Have you ever assembled a piece of furniture from IKEA? Or perhaps you put together a toy at Christmas? Or maybe you had to clear a paper jam in the printer, but forgot how to do it? Whether it was one of these situations or something else, you probably have used a job aid. It is a document or tutorial designed to give you just enough information to get a specific task accomplished, at the moment it needs to be done. Once you start looking, you’ll see them everywhere.
What you may not have known is that Instructional Designers are experts at creating job aids. It’s another learning deliverable, just like creating a training course. Sometimes they are used along with a training course as supplemental material. Sometimes they stand on their own.
Types of Job Aids
There are several types of job aids including:
- Step-by-Step: These job aids give step-by-step instructions on how to perform a task.
- Worksheets: These work well when there are calculations involved. Responses are recorded, and information to complete a task is generated based on formulas.
- Checklists: Checklists are great if items can be completed in any order. They are also helpful in maintaining consistency.
- Decision Tree: When there are limited options with each decision, a decision tree can guide an employee in making the correct choice based upon their input.

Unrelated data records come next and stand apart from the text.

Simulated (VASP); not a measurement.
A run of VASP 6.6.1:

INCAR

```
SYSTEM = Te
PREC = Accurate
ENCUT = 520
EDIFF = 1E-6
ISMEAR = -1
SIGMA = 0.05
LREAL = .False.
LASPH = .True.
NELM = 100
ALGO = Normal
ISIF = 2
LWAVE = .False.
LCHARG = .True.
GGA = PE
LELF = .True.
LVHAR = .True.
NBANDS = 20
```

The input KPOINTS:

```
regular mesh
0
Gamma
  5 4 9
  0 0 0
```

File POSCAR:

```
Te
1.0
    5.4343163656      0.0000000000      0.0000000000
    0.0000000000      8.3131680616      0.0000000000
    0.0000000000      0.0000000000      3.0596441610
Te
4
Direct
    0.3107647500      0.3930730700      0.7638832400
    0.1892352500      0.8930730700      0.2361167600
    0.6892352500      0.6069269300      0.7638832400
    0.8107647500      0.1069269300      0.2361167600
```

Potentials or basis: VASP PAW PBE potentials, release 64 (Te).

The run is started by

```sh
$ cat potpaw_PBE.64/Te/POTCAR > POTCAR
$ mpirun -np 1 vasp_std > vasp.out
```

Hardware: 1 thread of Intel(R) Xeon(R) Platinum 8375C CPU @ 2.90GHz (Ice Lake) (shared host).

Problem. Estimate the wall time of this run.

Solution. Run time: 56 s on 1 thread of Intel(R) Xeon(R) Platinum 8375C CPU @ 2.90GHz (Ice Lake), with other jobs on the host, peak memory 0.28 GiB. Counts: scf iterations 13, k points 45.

- Flow Chart: Flow charts work well as troubleshooting guides.
- Reference List: This type of job aid is good when a task requires data, as opposed to a set of steps.
When to Use Job Aids
Job aids are best used when trying to remember how to do something you’ve already learned how to do, or doing a task you know in a new or unique situation. They also work well when troubleshooting, or solving a problem. Also, they are helpful in situations where you’ve been trained on a process, but one aspect of the routine has been changed.
Job aids speed up work by reducing hesitancy, and the opportunity for making errors. They essentially coach the user along the way, increasing consistency of performance. They allow employees to focus on one step at a time, making the task seem less complex than it is.
When NOT to Use Job Aids
Job aids are not a good fit if you’re trying to learn something brand new for the first time, especially on an unfamiliar topic. They also aren’t that great at teaching conceptual knowledge, or taking learning to a deeper level. Finally, they should not be used to replace an entire training course. They should be viewed as supplemental material, not the main event.